The engineer returned in time for Clive’s soothing, gorgeous ‘We’re Not Even Close’ (I assume), during which Rob actually used a drumstick rather than just a brush or an egg timer--exciting stuff! I am not used to Clive’s voice sailing high as well as delving deeply, and it was just beautiful. I hope he plays this at every gig.
Then they performed the always welcome Greedy, with Boo in eye-on-fret mode, hanging his head à la Tom Dooley, Clive creating amazing sounds on guitar, and Rob delivering an occasional thunderous beat with what looked like a mere muffled xylophone mallet (once again I amaze you all with my knowledge of percussion nomenclature!). No wonder Boo expressed concern beforehand over the lack of crash barriers to keep us from rushing the stage (before helpfully pointing out the side staircase to save us having to climb onto it). Hard to resist, of course.
A treat followed in that Boo played harmonica, once he had found after searching through Rob’s bag, after the two of them had a bit of a playful whinge at each other (no doubt Status Quo do the same), with Clive telling of the phenomena of capo frenzy, or in this case, harmonica frenzy, in order to keep us entertained while Boo spent 10 minutes wandering around the stage in search of it. I had no idea Boo had mastered the mouth organ; better than Van, he was, and far less grumpy. It added a lot to Clive’s enjoyable song, Fingerless Gloves, about a busker, which started a bit like Footsteps Fall.
A comedy stint followed as they took a while to tune (‘because we care’), during which Rob was threatened with pyrotechnics and had his green drum insulted by being linked to the Sooty show, and Clive threatened to tell a filthy joke but Boo prevented him from doing so (yet Clive let Boo sing that ‘famously offensive’—in my prudish tongue-in-cheek opinion--line from 16 Miles later, which didn’t seem fair). Then Boo launched into the almost classic Please Don’t Ask Me To Dance, ‘a song Eddi does—I do it with a beard, though, which makes all the difference, I think.’ Indeed. Thank goodness it’s not a Prefab Sprout / Z Z Top beard though. Good to hear Rob’ s finger bells again.

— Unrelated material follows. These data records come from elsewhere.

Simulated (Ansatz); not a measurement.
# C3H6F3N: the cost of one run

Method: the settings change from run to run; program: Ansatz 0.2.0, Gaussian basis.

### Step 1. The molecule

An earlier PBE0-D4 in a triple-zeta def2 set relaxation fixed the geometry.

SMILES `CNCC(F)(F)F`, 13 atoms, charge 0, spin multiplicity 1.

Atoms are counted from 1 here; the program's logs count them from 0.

During Clive’s wonderful waltzy Fred Astaire, Rob looked like he was doodling on his drum with a brush to kill time, when in fact he was playing it, and Boo looked like he was staring at his watch and picking his fingers, when in fact he was. He also added some lip synching occasionally, without quite the enthusiasm of Stars in Your Eyes, which I’m sure he would have won. I often find finger-picking to be the finest way to enjoy a splendid song, myself.
Boo then shared his worry that he and Clive looked like the Two Ronnies (uh, ‘cause of his diminutive height?), particularly when they recently played Ronnie Scott’s (‘the three Ronnies’) and referred to the infamous heckler there who insisted that they looked like Rick Wakeman and Phil Silvers, so Boo advised that he had immediately taken action by cutting his hair. Clive woefully stated that, unfortunately, he was unable to do anything about it…so he still looked like Rick Wakeman, he joked.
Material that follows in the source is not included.